The truth is, in more recent times, I’ve begun to long for the past, a heavier than usual statement from an historian. I’ve devoured old episodes of Johnny Carson and ‘In the Heat of the Night,’ adding any materialization of ‘The Dick Cavett Show’ and ‘Burt Reynolds’ Conversations with…’ to the mix, and for all the same reasons. Naturally, and, perhaps, the older I get, I find that I’m quite sentimental. For all the advances in technology that we hail, there remains something to be learned from the past. Call that, again, the historian in me, but I’m glad that I lived during an expanse of time when there were rules and society largely played by them.

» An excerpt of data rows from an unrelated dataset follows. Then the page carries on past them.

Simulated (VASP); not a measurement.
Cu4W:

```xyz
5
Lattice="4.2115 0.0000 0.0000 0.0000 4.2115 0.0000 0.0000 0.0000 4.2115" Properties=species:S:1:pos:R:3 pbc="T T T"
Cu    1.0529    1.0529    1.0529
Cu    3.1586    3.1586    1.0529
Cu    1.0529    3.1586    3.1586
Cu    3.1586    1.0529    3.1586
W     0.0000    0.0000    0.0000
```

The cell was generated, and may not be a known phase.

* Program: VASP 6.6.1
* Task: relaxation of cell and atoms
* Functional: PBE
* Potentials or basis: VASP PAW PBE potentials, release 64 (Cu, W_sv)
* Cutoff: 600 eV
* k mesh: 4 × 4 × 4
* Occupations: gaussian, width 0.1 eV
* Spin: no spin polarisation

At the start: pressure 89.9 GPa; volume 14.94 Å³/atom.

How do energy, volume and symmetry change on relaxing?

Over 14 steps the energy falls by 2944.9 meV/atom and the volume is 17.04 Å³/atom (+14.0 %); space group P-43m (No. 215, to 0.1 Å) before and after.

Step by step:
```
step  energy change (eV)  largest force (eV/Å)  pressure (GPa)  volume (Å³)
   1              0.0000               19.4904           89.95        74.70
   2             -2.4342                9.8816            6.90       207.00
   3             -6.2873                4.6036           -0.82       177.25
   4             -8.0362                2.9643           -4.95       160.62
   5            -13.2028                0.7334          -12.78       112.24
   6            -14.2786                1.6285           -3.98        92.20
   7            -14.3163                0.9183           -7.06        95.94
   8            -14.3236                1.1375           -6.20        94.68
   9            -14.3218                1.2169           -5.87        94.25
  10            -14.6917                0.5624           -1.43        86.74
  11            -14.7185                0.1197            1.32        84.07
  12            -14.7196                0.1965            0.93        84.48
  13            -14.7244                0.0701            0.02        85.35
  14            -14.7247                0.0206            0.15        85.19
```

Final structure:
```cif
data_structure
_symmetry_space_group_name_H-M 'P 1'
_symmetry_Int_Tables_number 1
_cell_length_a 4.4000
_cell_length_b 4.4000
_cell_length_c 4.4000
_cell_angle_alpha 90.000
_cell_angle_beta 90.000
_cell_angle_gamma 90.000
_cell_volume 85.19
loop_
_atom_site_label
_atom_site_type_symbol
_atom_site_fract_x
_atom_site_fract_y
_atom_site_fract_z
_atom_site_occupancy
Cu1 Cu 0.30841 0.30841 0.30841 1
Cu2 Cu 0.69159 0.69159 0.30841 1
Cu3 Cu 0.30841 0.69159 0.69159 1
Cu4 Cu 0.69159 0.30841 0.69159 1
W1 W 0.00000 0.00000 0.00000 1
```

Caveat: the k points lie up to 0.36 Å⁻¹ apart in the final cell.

Years ago, I saw an interview with actress Isabella Rosselini, the daughter of a Hollywood great, in which she talked about addressing a college class where none of the students knew her mother: the legendary Ingrid Bergman, who gave us such classics as Gaslight, Anastasia, and Casablanca. And while I may not have been around for Hollywood’s heyday, I appreciate that I know Bergman, the uproarious laughs of Burns and Allen and Lucille Ball; the search for Scarlett; that I recognize Esther Williams rising like the Venus de Milo; the face (and mind) of Hedy Lamarr and Anita Ekberg frolicking in Rome; that I’ve been thrilled by the steps of Fred and Ginger and that American in Paris; the thrill of a swashbuckling Errol Flynn, swooping in to save Olivia de Havilland; that I can recognize, on sight, Elizabeth Taylor’s violet eyes, and know that White Christmas appeared in Holiday Inn years before it became a staple with Bing and Rosemary, Vera and Danny Kaye in those iconic velvety red costumes, designed by the incomparable Edith Head – she in her thick round frames. I’m glad that I know both the Rat Pack and the Brat, Grace Kelly, before and after she married Monaco, and I feel fortunate to have talked to people entertained by Sophie Tucker and Betty Grable; to have heard stories from both World Wars, by people who lived them, and to have heard the crooning voices of Sinatra and Vera Lynn and then Michael Buble and Katherine Jenkins; to appreciate the hard work and dedication of Bob Hope and Carole Landis and the USO tours; to recognize the harmony of The Andrews Sisters and their “Bei Mir Bist Du Schön,” when sitting in a modern pizza restaurant (and I, as the anomaly, did).
The truth is, every generation looks at the previous with some element of disdain. I’m sure, at some point, there was some cause that I did, too. I also know that – thankfully – I was raised fairly eclectically, being introduced to other times and other worlds. I was granted the privilege to walk in them and appreciate them. As with anything, if we approach it, eyes wide open, there are strains of beauty in the past and many lessons to learn. For those of us who feel the world has pushed too far in the wrong direction and want some semblance of the peace of yesteryear back, let us remember the words of another movie heroine: after all, tomorrow is another day. Like any Golden Era picture, there is hope in that, and for all our peddling forward, let us not forget, nor fail to appreciate, who paved the path…yesterday.